During the six months ended June 30, 2021, cash flows from operating activities and net proceeds from the issuance of the Convertible Senior Notes were used to finance $126.7 million of drilling and development cash expenditures, repay net borrowings of $75.0 million under our credit facility, redeem $127.1 million of our 2025 senior secured notes outstanding and to fund $14.7 million in capped call spread transactions.
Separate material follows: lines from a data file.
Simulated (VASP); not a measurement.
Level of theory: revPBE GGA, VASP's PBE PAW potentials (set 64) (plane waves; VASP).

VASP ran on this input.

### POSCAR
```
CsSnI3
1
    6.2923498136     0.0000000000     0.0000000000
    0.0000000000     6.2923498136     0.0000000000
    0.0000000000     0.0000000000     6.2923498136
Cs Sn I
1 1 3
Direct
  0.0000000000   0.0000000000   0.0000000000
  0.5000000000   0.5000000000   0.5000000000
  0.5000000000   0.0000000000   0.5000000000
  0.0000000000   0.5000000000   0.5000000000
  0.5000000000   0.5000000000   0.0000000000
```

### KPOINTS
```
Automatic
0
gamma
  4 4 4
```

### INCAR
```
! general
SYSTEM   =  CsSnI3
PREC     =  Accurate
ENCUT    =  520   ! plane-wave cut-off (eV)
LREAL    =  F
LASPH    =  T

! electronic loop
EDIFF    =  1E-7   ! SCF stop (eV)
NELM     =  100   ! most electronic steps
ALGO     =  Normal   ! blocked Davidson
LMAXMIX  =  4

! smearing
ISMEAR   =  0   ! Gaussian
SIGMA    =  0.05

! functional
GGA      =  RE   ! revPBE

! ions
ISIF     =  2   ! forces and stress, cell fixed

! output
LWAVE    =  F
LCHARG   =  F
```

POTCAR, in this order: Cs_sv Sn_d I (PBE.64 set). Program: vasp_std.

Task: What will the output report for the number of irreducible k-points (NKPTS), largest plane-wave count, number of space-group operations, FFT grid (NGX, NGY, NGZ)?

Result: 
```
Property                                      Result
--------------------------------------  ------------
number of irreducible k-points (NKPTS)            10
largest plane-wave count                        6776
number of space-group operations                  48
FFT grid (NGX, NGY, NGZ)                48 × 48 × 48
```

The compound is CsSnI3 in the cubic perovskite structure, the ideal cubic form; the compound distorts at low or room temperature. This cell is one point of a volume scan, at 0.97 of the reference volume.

During the six months ended June 30, 2020, cash flows from operating activities, cash on hand, and net borrowings of $195.0 million under our credit facility were used to finance $271.4 million of drilling and development cash expenditures, to fund $6.1 million in oil and gas property acquisitions, and to finance $5.1 million of debt issuance and exchange costs.
Credit Agreement
CRP, our consolidated subsidiary, has a credit agreement with a syndicate of banks that provides for a five-year secured revolving credit facility, maturing on May 4, 2023 (the “Credit Agreement”). As of June 30, 2021, we had $255.0 million in borrowings outstanding and $441.0 million in available borrowing capacity, which was net of $4.0 million in letters of credit. The borrowing base had previously been reduced by an availability blocker of $31.8 million, however, the blocker was removed as a result of the Senior Secured Note redemption discussed above. In connection with the Credit Agreement’s spring 2021 semi-annual borrowing base redetermination, the borrowing base and amount of elected commitments were reaffirmed at $700.0 million.
CRP’s Credit Agreement contains restrictive covenants that limit its ability to, among other things: (i) incur additional indebtedness; (ii) make investments and loans; (iii) enter into mergers; (iv) make or declare dividends; (v) enter into commodity hedges exceeding a specified percentage of our expected production; (vi) enter into interest rate hedges exceeding a specified percentage of its outstanding indebtedness; (vii) incur liens; (viii) sell assets; and (ix) engage in transactions with affiliates.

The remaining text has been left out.